You don't have to read long novels in this course - no Middlemarch or War and Peace. There isn't much memorization either. The focus is on arguments, exercises, and tree drawing. You need to do this from the first week on. The course is not particularly difficult but once you get lost, go for help! Chapter 1 is the introduction; skip the `justification' if you want.


Justification and thanks:

This grammar is in the tradition of the Quirk family of grammars, such as the work of Huddleston, Burton-Roberts, Aarts & Wekker. Quirk, Greenbaum, Leech, and Svartvik's work in turn is based on a long tradition of grammarians such as Jespersen, Kruisinga, Poutsma, and Zandvoort.

While following the traditional distinction between function (subject, object, etc.) and realization (NP, VP, etc), the present book focusses on the structure and makes the function derivative, as in more generativist work. Its focus on structure can be seen in the treatment of the VP as consisting of the verb and its complements. Abstract discussions such as what a constituent is are largely avoided (in fact, the term constituent is since it is a stumbling block), and the structure of the NP and AP is brought in line with that of the VP: NPs and APs have complements as well as modifiers.

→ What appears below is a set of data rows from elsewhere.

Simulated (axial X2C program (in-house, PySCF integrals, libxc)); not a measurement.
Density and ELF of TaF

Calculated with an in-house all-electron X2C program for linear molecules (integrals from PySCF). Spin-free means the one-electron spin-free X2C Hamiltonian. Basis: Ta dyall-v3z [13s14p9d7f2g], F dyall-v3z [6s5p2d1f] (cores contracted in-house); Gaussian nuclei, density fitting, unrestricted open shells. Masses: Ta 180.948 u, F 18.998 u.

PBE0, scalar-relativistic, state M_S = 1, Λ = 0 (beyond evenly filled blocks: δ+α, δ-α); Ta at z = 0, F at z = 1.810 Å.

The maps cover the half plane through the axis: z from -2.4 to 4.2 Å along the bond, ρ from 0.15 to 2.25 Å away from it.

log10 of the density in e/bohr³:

A clear distinction is made between lexical and functional (here called grammatical) categories. Lexical categories project to phrases and these phrases have functions at sentence level (subject, predicate, object). Functional categories (the determiner, auxiliary, coordinator, and complementizer) do not project to phrases and have no function at sentence level (they function exclusively inside a phrase and connect clauses and phrases). Hence, determiner, auxiliary, coordinator and complementizer express realization as well as function.

On occasion, I do not give a definitive solution to a problem because there isn't any. This lack of explanation can be caused either by an analysis remaining controversial, as in the case of ditransitive verbs, or by the continual changes taking place in English (or any other language for that matter). Instead of giving one solution, I discuss some options. I have found that students become frustrated if, for instance, they can reasonably argue that a verb is prepositional in contexts where `the book says' it is an intransitive verb. Therefore, the emphasis in this book is on the argumentation, and not on presenting `the' solution. The chapter where I have been quite conservative in my analysis is chapter 6. The reason is that to provide the argumentation for a non-flat structure involves theta-theory and quantifier-float and this leads too far.

Unlike Quirk et al., this grammar starts with a chapter on intuitive linguistic knowledge and provides an explanation for it based on Universal Grammar. Also different is the discussion of prescriptive rules, at the end of each chapter. In my experience, students want to know what the prescriptive rule is. Strangely enough, they don't want the instructor to tell them that linguistically speaking, there is nothing wrong with splitting an infinitive or using like as a complementizer. Adding those topics is a compromise to them. I have not integrated them in the chapters since I want to keep descriptive and prescriptive rules separate. The topics, however, do not try to cover all traditional usage questions, such as the `correct' past participle form. They are added to give a flavor for the kinds of prescriptive rules around.

The chapters in this book cover `standard' material: categories, phrases, functions, and embedded sentences. There are a few sections that I have labelled optional, since, depending on the course, they may be too complex. The last chapter could either be skipped or expanded upon, depending on whether it is appropriate to introduce S'' or CP. It should be possible to cover all chapters in one semester. The students I have in mind are English, Humanities, Philosophy, and Education majors as well as others taking a 300-400 level grammar course in an English department. I am, however, assuming students using this book know basic `grammar', for instance, the past tense of go, and the comparative of good. Students who do not have that knowledge should consult a work such as O'Dwyer (2000). The subtitle is an adaptation from a line in Hamlet, and it is up to the reader to interpret it.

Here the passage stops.